The news of the actor’s passing was shared on Facebook by his publicist, who confirmed that Darrow died Sunday.

“I just learned that my long line publicity client, Henry Darrow, has passed away at age 87. (Sept. 15, 1933 – March 14, 2021),” he wrote. “Rest in peace my friend.”

The publicist, Michael B. Druxman, added: “You will be missed.”

No cause of death was provided.

Darrow appeared in all 97 episodes of “The High Chaparral” from 1967-1971, according to IMDb. He played Manolito Montoya in the Western drama.

Notably, he also appeared in the daytime drama “Santa Barbara,” for which, he earned a Daytime Emmy Award in 1990 for his work as the character Rafael Castillo.

His most recent role was in 2012’s “Soda Springs” and in the years before that, he worked on numerous high-profile television shows like “One Tree Hill,” “The Bold and the Beautiful,” “Star Trek: Voyager” and “Zorro.”

On the film side, he was known for appearing in “The Hitcher” in 1986 and “Maverick” in 1994.

Darrow also received a tribute on social media from the Screen Actors Guild.

Character actor Henry Darrow has died at age 87. (Getty Images)

“We honor the career and achievements of Henry Darrow, the pride of Puerto Rico and SAG board member from 1970-73,” the organization said. “Our condolences go out to his family. #sagaftramember since 1958.”
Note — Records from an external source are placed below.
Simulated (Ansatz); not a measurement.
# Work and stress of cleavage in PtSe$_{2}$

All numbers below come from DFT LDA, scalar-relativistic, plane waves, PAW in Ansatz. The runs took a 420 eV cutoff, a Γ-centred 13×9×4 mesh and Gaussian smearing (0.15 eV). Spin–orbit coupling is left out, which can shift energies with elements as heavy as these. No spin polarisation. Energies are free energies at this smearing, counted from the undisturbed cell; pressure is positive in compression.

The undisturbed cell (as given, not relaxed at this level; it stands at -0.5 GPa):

The actor co-founded the Screen Actors Guild Ethnic Minority Committee in 1972 with actors Ricardo Montalban, Carmen Zapata and Edith Diaz, according to People magazine. He also founded an organization designed to help Latino actors land roles not associated with racial stereotypes called Nosotros, which translates to “We.”

Darrow was born Enrique Tomas Delgado Jr. in New York City, according to The Hollywood Reporter. His parents oversaw an inn-restaurant in Bedford Village, N.Y., that was visited by legends like Humphry Bogart and Tallulah Bankhead.